The real fire though deserves to be aimed at the politicians who decided that this was a bandwagon worth jumping on. The sheer lunacy of the Tories demanding a debate on the subject, just as the news emerges that this year's parliamentary session will amount to just 128-days is indicative of the lack of reality which currently afflicts both the main parties, not just the Conservatives. The bile in my throat had not really risen however until I noticed that Jack Straw's ghost-writer had felt that Ross and Brand were a suitable topic for his regular Lancashire Telegraph column. Here is a man at the heart of our current government's decision to go to war in Iraq, who has spent our collective blood and treasure decimating a country which is only now beginning to get back on its feet, a man that has lied about our country's role in the abduction and torture of "terrorist suspects", and a man that thinks we ought to completely ignore penal reformers in preference to the opinions of our nation's finest tabloid newspapers, and now here he is, asking completely without any apparent irony or self-awareness whether we agree with him that Jonathan Ross has "underwhelming skills". Yes Jack, he does; that however doesn't affect the fact that compared to you he's an absolute fucking renaissance man. Ross and Brand insulted someone; you pissed on our heads and had the audacity to tell us that it was only raining.

This invented scandal has in fact been a real boon for both politicians and the media. There we were last weekend still talking over the fact that both our main parties were looking as sleazy as usual, the economy going down the tubes, oil supplies likely to peak between either 2011 and 2013, with no contingency plan whatsoever for that occurring, a new US president to be elected who will almost certainly be someone who puts our equivalents to absolute shame, questions being asked about Rupert Murdoch's involvement with them again, and up pops something completely irrelevant which for the last three days has been the only story in town, and what's more, one which they can jump on and grab plaudits for from the other press. It is of course directly in this government's interests for the BBC to be as weak, forlorn and unquestioning as possible, and this will directly affect that as well as on general decency standards. For those who haven't forgotten Hutton and still have a grudge to settle, what a fantastic opportunity when everyone else is already aiming the kicks at the corporation's stricken body! For those who want to be able to object to the slightest thing that might offend them or someone else, when better then to strike out for censorship than now, with the BBC itself more or less asking for it?

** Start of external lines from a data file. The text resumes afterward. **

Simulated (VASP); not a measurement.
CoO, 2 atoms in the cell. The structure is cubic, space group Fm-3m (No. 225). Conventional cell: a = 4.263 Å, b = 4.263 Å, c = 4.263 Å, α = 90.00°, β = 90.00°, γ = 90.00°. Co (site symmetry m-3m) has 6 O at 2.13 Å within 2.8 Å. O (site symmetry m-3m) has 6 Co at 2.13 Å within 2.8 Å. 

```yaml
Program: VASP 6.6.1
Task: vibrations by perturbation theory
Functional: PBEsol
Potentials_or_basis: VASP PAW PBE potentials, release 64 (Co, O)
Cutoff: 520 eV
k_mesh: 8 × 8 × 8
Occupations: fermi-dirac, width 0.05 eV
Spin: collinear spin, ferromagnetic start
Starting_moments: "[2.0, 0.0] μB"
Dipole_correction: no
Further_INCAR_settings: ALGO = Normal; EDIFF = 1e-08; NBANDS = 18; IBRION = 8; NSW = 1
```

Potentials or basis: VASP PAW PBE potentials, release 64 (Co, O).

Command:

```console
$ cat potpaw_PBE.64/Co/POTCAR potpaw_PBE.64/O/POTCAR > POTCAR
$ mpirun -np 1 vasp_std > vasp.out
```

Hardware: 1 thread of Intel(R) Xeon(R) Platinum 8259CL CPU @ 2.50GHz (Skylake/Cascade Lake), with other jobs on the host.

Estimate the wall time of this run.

After all, just how many friends does the corporation now have left? Only the Independent tomorrow has a sympathetic front page, and the Guardian seems to have completely abandoned anything even resembling a kind word, with Peter Tatchell about the only person to have mounted something approaching a defence, and a poor one at that. The Mail's is so vile, so hypocritical, so completely beyond parody that it literally must have emerged from out of Paul Dacre's steaming arsehole. THE BBC WAKES UP TO DECENCY it screams, when the immoral paper wouldn't know decency if it came up and happy-slapped it. Above that, Richard Littlejohn calls it a "stunning victory over self-appointed, self-obsessed metropolitan narcissists who control so much of our public life." You really couldn't make it up. These are the people declaring victory, looking forward to be able to point out every single slightest thing that they don't like, comfortable in the knowledge that for a long time they are going to have a free ride to attack, attack and attack. Already on Newsnight Mark Thompson was asked by Emily Maitlis about a joke involving the Queen which was made on Mock the Week; you can only imagine the mileage that will be got out of everything similar.

What then should the BBC have done? Simple: by yesterday they should have said that the phone calls were out of line, apologised to everyone involved, immediately declared that there will not be a recurrence and that much stricter rules will be put in place before such content is authorised for broadcast. Both Ross and Brand would be reprimanded, told that they were on their last chance, and that their salaries would likely fall as a result. It also though would have additionally made clear that they would not give in to a witch-hunt conducted by a sickeningly unaccountable media, that standards in general would not be changing just because of two men going over the line, and that its commitment to pushing the boundaries, producing challenging programming and confronting those who need to be would undiminished, and that it would be saying no more on the matter. The press may have continued to scream until it was sick, but it would have tired of it eventually. Instead what we have is an organisation once again conducting an act of self-harm in front of the nation as a baying mob looks on, delighted by what it's achieved. It knows full well that self-harm comes before suicide, and they will be looking for every opportunity to provide the noose. And yet again, the BBC can blame no one but itself.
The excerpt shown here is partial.